January 30, 2016
John Judis has an interesting piece in Vox on the success so far of Donald Trump and Bernie Sanders. They have garnered the support of large numbers of voters who are disaffected with the agenda pushed by the mainstream in both parties. Judis argues that this agenda, which he alternatively describes as “neo-liberal” or “free market,” has been responsible for the rising economic insecurity of the white middle class. This insecurity has led Republicans to embrace Trump’s nationalistic and often racist agenda as well as Sanders’ openly left-wing agenda of a radically expanded welfare state.
There is an important point that Judis leaves out of his story. The policies that have led to so much upward redistribution were not simply “free market,” they were policies that were designed to redistribute income upward.
Starting with trade, the agreements pushed by presidents from both parties did not subject all areas equally to international competition. They quite explicitly put less-educated workers in direct competition with low-paid workers in the developing world by making it as easy as possible to set up factories in Mexico, China, and elsewhere and ship the products without barriers back to the United States. The predicted and actual effect of this sort of trade is to reduce the number of jobs and wages for manufacturing workers. And, by denying workers opportunities in manufacturing, this also puts downward pressure on the wages in the service sectors where former manufacturing workers then looked for jobs.
Real free trade agreements would have made it easier for people in India, China, and elsewhere to train to U.S. standards and then work as doctors, dentists, lawyers and in other highly paid professions in the United States. Instead, the barriers in these professions were largely left in place or even increased.
Driving down the wages of these high-end professionals would have reduced the cost of health care, dental care, and legal services. This raises the real wages of other workers. If the wages of doctors in the United States were reduced to the level of doctors in Europe, it would reduce what we pay our doctors by roughly $100 billion a year. This would be sufficient to add almost $1,000 a year to the paycheck of every worker in the bottom 70 percent of the workforce.

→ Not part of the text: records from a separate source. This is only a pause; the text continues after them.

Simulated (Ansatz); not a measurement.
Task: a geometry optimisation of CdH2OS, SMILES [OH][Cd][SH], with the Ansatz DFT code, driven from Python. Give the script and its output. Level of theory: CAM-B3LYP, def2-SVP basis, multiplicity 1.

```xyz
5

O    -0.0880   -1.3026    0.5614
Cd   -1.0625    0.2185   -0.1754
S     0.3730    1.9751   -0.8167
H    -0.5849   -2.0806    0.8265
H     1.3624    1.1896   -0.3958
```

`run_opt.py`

In the same vein, these trade deals, along with domestic legislation, strengthened and lengthened copyright and patent protection. As a result, we pay more for everything from recorded movies and video games to smartphones and fertilizer. The biggest impact is on prescription drugs, where we spend over $400 billion a year. This figure would probably be close to $40 billion annually without patent and related protections. The difference of $360 billion a year comes to more than $2,500 a year for every worker in the country. Without patent protection we would have to find an alternative mechanism to finance research, but we could almost certainly replace existing research and still have plenty of money left over to put in workers’ pockets.
A third area in which the upward redistribution had nothing to do with free market policies was the decision by the Federal Reserve Board to maintain higher unemployment rates in the decades since 1980. This was done in order to reduce the bargaining power of workers. This put a check on wage increases, which was an insurance policy against inflation. In my book with Jared Bernstein, Getting Back to Full Employment: A Better Bargain for Working People, we show that higher rates of unemployment have disproportionately hurt those at the middle and bottom of the income distribution.
In these and other cases, policies that had nothing to do with the free market were put in place by elites to redistribute income upward. (A fuller story can be found here.) This matters because our elites were not simply following some grand principle like free market economics, they were crafting policies to give themselves more money at the expense of ordinary workers.
Does this matter to the angry throngs backing Trump and Sanders? Well, many of these people believe that something was actively done to screw them and they are right, even if some of them adhere to nutty conspiracy theories that have nothing to do with the real world.
The elites would prefer to have people believe that inequality was just something that happened, “the evolution of the world economy” as the Washington Post put it last week. The Post even tells us they feel really badly about it.
But the reality is that inequality is not something that just happened, it was about the elites rigging the deck. And before we can have effective political action, we must have a clear understanding of what is going on here.